In [1]:
from google.colab import drive
drive.mount('/content/drive')

Mounted at /content/drive


In [3]:
!ls
%cd drive/MyDrive/pickle_files/
!ls

drive  sample_data
/content/drive/MyDrive/pickle_files
X_test.pickle		 X_train.pickle  Y_train_balanced.pickle
X_train_balanced.pickle  Y_test.pickle	 Y_train.pickle


In [4]:
import os
import numpy as np
import pickle
import random
from keras.preprocessing.image import ImageDataGenerator

# Load the pickled training data
with open("X_train.pickle", "rb") as pickle_in:
    X_train = pickle.load(pickle_in)

with open("Y_train.pickle", "rb") as pickle_in:
    Y_train = pickle.load(pickle_in)

# Verify the loaded data
print(f"Number of images in X_train: {len(X_train)}")
print(f"Number of labels in Y_train: {len(Y_train)}")

# Separate the images by category
X_train_0 = [X_train[i] for i in range(len(Y_train)) if Y_train[i] == 0]
X_train_1 = [X_train[i] for i in range(len(Y_train)) if Y_train[i] == 1]
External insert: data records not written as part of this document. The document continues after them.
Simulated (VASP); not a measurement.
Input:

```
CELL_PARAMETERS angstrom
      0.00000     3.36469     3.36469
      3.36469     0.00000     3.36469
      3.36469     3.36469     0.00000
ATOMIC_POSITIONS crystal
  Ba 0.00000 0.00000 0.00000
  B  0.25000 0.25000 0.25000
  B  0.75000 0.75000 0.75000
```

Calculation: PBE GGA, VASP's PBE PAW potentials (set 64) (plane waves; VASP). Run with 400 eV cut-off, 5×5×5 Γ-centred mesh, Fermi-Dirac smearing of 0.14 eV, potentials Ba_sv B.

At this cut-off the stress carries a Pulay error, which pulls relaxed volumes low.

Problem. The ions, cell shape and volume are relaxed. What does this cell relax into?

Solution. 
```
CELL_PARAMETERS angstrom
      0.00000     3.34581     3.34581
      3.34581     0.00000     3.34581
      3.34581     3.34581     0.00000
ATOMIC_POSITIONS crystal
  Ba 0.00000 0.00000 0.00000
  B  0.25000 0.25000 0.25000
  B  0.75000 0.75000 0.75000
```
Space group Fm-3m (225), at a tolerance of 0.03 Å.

print(f"Number of '0' images: {len(X_train_0)}")
print(f"Number of '1' images: {len(X_train_1)}")

Number of images in X_train: 11649
Number of labels in Y_train: 11649
Number of '0' images: 10038
Number of '1' images: 1611


In [5]:
# Define the ImageDataGenerator for augmentation
datagen = ImageDataGenerator(
    rotation_range=20,
    width_shift_range=0.2,
    height_shift_range=0.2,
    shear_range=0.2,
    zoom_range=0.2,
    horizontal_flip=True,
    fill_mode='nearest'
)

# Function to augment images
def augment_images(images, target_count):
    augmented_images = []
    total_images_needed = target_count - len(images)
    print(f"Total augmented images needed: {total_images_needed}")

    while len(augmented_images) < total_images_needed:
        for img in images:
            img = img.reshape((1,) + img.shape)  # Reshape image to 4D tensor
            for batch in datagen.flow(img, batch_size=1):
                augmented_images.append(batch[0].reshape(img.shape[1:]))
                if len(augmented_images) >= total_images_needed:
                    break
        if len(augmented_images) == 0:  # Prevent infinite loop
            print("No images were augmented.")
            break
    return augmented_images

# Perform augmentation to balance the dataset
target_count = 10000
augmented_images = augment_images(X_train_1, target_count)
print(f"Number of augmented '1' images generated: {len(augmented_images)}")

# Combine original '1' images with augmented '1' images
X_train_1_augmented = X_train_1 + augmented_images
print(f"Total number of '1' images after augmentation: {len(X_train_1_augmented)}")

# Convert augmented images back to numpy arrays
X_train_1_augmented = np.array(X_train_1_augmented)
Y_train_1_augmented = [1] * len(X_train_1_augmented)

# Combine the augmented "1" images with the original "0" images
X_train_balanced = np.concatenate((X_train_0, X_train_1_augmented), axis=0)
Y_train_balanced = np.concatenate(([0] * len(X_train_0), Y_train_1_augmented), axis=0)

# Shuffle the dataset
combined = list(zip(X_train_balanced, Y_train_balanced))
random.shuffle(combined)
X_train_balanced, Y_train_balanced = zip(*combined)

X_train_balanced = np.array(X_train_balanced)
Y_train_balanced = np.array(Y_train_balanced)

print(f"Number of images in balanced X_train: {len(X_train_balanced)}")
print(f"Number of labels in balanced Y_train: {len(Y_train_balanced)}")

# Save the balanced dataset as pickle files
with open("X_train_balanced.pickle", "wb") as pickle_out:
    pickle.dump(X_train_balanced, pickle_out)

with open("Y_train_balanced.pickle", "wb") as pickle_out:
    pickle.dump(Y_train_balanced, pickle_out)

print("Balanced dataset saved to pickle files.")

Total augmented images needed: 8389
Number of augmented '1' images generated: 9999
Total number of '1' images after augmentation: 11610
Number of images in balanced X_train: 21648
Number of labels in balanced Y_train: 21648
Balanced dataset saved to pickle files.


In [6]:
!ls

X_test.pickle		 X_train.pickle  Y_train_balanced.pickle
X_train_balanced.pickle  Y_test.pickle	 Y_train.pickle